How to make Taper candles?There's something magical about a taper candle that slowly takes shape before your eyes, as you dip the thickening wick into the hot wax.
Even if the process in itself is utterly simple, it is very important to constantly monitor and, if needed, adjust the temperature of the wax in which you dip the wick(s).
With some experience and a little trial and error, you'll be able to easily create the oldest candles known by man, all by yourself.
As your confidence grows, your taper candles will take new shapes and aspects: twisted, over-dipped, special effects... taper candles offer a very wide playground!
and of course the usual supplies: double boiler,...
How to make taper candles?
1 As usual, gather all the supplies, tools and ingredients you will need for this project.
Keep in mind that melting such a large amount of paraffin will take quite a long time. Also, the fact that the dipping pot, because of its height, is only partially in contact with the water in the double boiler will slow things down even more...
So better start the melting process well in advance (like two hours) and, above all, don't forget to regularly check the water level in the double boiler!
Before you start, place something at the bottom of the main double boiler pan to avoid direct contact between it and the bottom of the dipping pot. For this purpose,I use two small metal angle brackets bought at a DIY store: they're cheap, efficient and easy to move.

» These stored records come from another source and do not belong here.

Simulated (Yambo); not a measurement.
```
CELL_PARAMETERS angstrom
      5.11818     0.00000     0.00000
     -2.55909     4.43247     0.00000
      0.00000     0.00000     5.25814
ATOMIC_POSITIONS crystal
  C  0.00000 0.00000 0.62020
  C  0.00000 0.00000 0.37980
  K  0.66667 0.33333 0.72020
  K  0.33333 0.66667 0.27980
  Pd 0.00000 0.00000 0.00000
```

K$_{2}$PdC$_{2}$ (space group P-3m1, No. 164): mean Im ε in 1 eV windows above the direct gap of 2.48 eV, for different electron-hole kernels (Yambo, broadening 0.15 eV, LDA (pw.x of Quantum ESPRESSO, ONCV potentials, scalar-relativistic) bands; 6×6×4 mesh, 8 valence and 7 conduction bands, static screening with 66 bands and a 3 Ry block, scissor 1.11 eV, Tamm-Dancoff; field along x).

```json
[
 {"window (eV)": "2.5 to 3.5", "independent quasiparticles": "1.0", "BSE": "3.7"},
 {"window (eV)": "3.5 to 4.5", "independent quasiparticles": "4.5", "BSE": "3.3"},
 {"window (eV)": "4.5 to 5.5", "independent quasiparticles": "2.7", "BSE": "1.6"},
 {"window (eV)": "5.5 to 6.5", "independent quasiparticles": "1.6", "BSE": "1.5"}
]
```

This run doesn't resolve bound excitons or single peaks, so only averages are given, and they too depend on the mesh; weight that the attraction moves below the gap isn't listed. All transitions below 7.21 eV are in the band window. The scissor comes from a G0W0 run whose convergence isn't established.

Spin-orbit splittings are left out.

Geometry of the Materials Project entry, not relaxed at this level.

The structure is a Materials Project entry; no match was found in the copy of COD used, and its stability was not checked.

2 When you need to dip things into wax, temperature is even more important than in other projects: it means the difference between success and failure. So be sure to always leave a thermometer in the melted wax.
Because only a portion of the paraffin in the dipping pot will be in contact with the hot water in the double boiler, you will need to stir the paraffin in the dipping pot thoroughly at regular interval. Use a long metallic spoon to mix the warmer paraffin at the bottom with the cooler one at the top.
Ideally, the totality of the wax should remain at a temperature between 160°F and 170°F during the whole dipping process. You will soon realize that this requires some experience and a good knowledge of both your heating equipment and the dipping pot you will be using.
Of course, "ideal" is not of this world so don't worry too much if the temperature of the wax varies slightly. But don't let it drop under 160°F or raise above 170°F.
3 As explained in the previous article, titled "What do you need to make Taper candles?", it's a good idea to build a small wick holder. This will allow you to manipulate the wicks with less risks of both paraffin coated halves to touch each other (this would more than probably result in a "welding" of the two halves, a nasty curse word and the necessity to start all over again).
If you can't find anything to make such a wick holder from scratch, you can of course hold the wicks with your bare hands but then you should watch your moves. You could also use a small piece of strong cardboard with a slit at each hand to hold the wick.
4 For the first dips, it is necessary to help the wicks sink into the wax. Because of their light weight and the material they're made of, they will float if you don't add some weight at their extremities. You can use a small bolt tied at the end of each wick half or, better and easier to remove afterwards, two large fishing line weights. Those have a slit (think PacMan) that will let you pinch them on the wick.
When the wicks have been dipped 7 or 8 times, the accumulated paraffin will have made them heavy and rigid enough. At this stage, you'd better remove the weights or they will become an integral part of the candles. Your growing tapers should now plunge into the paraffin on their own weight.
5 I know I've said it ten times already but it's really of utmost importance: be sure your dipping wax is still at the ideal temperature, between 160°F et 170°F. If it's colder, the surface of the candle will be rough and lumpy; if it's hotter, the wax won't stick to the wicks and your candles won't get any thicker.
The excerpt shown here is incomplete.